Thread Previous • Date Previous • Date Next • Thread Next |
Let me try to summarize:1. If you are running from a web browser, post requests to hosts or ports other than the origin are allowed, but the headers cannot be modified. This prevents the addition of the token from Keystone to provide single sign on.
2. There are various browser side technologies (JSONP, CORS) that get around this limitation, but they are typically not enabled, and can be considered security issues. While implementing these might require support from teh Openstack server, they are fundamentally browser decisions.
3. If you are doing this from a command line or non-webbrowser UI, you are not limited by the same origin policy.
4. You can always proxy through the the origin to the remote services, but this may prove to be a scalability limitation.
I've been working on Single Sign on Issues for another project for the past year and a half. Here's a couple things I've learned.
Kerberos is designed to solve this problem. It has the benefit of being integrated into the browser. Where Kerberos fails is that: typically it only allows a single authentication provider (KDC in Kerberso speak) and it does not work well with Firewalls.

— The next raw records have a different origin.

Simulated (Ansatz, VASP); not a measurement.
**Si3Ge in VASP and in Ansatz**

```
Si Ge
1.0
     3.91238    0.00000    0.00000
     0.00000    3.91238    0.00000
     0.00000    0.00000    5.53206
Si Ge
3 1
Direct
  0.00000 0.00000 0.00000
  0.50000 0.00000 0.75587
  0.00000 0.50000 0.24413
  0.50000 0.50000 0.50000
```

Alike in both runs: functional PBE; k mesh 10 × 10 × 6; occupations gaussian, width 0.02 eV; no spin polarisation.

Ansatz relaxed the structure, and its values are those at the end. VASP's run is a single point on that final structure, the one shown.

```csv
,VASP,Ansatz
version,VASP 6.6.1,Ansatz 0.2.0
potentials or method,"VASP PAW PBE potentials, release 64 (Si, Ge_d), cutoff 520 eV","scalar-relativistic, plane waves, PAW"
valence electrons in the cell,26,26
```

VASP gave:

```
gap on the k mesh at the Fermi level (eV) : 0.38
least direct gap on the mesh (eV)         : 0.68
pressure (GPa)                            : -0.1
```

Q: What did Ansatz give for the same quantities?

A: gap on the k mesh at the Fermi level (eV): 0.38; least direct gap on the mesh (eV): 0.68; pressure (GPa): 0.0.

The only crytographically secure way to authenticate on the web that can get around the firewall issue is Client side X509 certificates. This is the foundation for https://blueprints.launchpad.net/keystone/+spec/pki. This could, in theory, work in with OAuth, OpenID, or some other distributed authorization service, or we could embed the authorization information right into the Certitificate, which is what I suggest we do.